Mindfulness for Inner Peace
By Christopher Lloyd Clarke
What is Mindfulness?
Mindfulness is a form of self-awareness that I will describe as "a state of being in the present moment and accepting things for what they are without judgement". While mindfulness was originally taken from Buddhist meditation teachings, it has been adapted for use in the treatment of depression and for assisting with mood regulation, and has been found to have considerable health benefits. When you are mindful, your awareness is in the current moment. You become keenly aware of yourself and your surroundings, but you simply observe these things as they are. You are aware of your own thoughts and feelings, but you do not react to them in the way that you would if you were on "autopilot". It's like a form of alert meditation that you can absorb yourself in at any time, or all the time.
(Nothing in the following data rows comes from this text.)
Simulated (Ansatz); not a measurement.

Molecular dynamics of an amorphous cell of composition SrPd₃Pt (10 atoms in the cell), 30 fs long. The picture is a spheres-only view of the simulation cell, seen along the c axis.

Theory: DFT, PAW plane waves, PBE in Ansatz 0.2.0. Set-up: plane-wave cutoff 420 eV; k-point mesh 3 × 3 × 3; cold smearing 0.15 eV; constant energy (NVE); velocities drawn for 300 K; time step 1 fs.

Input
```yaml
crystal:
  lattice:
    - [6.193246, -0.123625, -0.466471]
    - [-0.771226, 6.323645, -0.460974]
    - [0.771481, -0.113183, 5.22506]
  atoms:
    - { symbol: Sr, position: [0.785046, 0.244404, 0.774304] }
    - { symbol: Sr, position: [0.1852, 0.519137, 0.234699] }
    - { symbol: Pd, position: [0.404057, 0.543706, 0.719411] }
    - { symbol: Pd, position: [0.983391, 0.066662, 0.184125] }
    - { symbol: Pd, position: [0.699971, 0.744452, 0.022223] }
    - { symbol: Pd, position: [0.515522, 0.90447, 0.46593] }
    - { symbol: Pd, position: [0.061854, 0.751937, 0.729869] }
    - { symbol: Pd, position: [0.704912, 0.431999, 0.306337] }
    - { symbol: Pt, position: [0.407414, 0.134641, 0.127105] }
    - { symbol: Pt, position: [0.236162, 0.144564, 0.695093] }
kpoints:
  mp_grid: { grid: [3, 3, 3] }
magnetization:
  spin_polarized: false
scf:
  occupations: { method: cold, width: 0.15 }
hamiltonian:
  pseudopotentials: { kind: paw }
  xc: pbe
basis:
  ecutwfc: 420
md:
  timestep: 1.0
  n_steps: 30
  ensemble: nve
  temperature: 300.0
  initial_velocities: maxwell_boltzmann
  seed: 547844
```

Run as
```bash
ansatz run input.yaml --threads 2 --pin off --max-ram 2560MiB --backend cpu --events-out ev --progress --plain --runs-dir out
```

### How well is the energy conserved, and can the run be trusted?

Switching off Your Autopilot
Most of them time we live our lives on "autopilot". Our minds seem to have a will of their own. Thoughts come and go, and it seems as though we don't have much say in what thoughts turn up in our head. If each of us were to stand back and observe our own mind, we would notice how easily our thoughts skip from one unfinished idea to the next, constantly interrupting each other and overlapping in a constant stream of pictures, ideas, memories and desires. Through mindfulness you learn to "take a step back" and observe all this mental activity and all the feelings and impulses that it causes, and you begin to separate yourself from their influence. This is the essence of mindfulness.
When you are mindful, you become a relaxed witness to your inner life, and you are freed from being constantly affected by all your mental activity and by all your judgements about the world and everything that's taking place within it. "Observation" is the key word here. You consciously observe your thoughts and feelings, rather than allowing yourself to swim around in them. The moment you become aware and conscious in this way, you are living in the moment, and not on autopilot. At first this feels like you are creating a sense of space within yourself. With time and practice it opens up a whole new dimension of freedom, relaxation and stillness.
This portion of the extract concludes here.